Fix memory leak by j3soon · Pull Request #73 · oxwhirl/pymarl

j3soon · 2020-07-03T14:53:12Z

In EpisodeRunner, the actions should either be detached from the computation graph or be converted into a numpy array before being stored into the replay buffer. In the original code, the entire computation graph for generating the action isn't released and consume unnecessary amount of memory. And may cause OOM if the program has been ran for a long time.
In Logger, the stats should be cleared periodically to avoid accumulating unnecessary logs in the memory.
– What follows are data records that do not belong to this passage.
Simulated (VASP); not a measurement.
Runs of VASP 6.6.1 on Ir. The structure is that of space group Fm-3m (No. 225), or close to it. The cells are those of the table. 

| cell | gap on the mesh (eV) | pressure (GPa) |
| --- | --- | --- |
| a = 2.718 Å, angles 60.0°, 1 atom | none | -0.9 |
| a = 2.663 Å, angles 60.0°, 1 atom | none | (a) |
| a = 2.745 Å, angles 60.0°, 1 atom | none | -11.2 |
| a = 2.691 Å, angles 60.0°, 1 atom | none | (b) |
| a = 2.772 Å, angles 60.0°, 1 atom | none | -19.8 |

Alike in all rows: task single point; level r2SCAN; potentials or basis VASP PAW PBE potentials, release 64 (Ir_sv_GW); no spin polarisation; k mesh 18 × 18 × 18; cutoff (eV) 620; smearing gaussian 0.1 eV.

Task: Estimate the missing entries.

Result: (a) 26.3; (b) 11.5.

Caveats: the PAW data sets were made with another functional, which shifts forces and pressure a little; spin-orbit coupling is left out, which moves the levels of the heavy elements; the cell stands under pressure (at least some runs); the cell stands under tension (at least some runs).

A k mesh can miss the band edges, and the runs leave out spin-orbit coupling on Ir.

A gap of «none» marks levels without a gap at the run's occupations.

GoingMyWay · 2020-07-09T04:30:08Z

@j3soon Hi, this is an interesting issue. How many steps should be run to reproduce the OOM issue? Does it exist?

j3soon · 2020-07-09T08:12:52Z

For the memory leak in EpisodeRunner:

Running EpisodicRunner using QMIX with 8M steps using hidden layer with 512 neurons should reproduce the issue.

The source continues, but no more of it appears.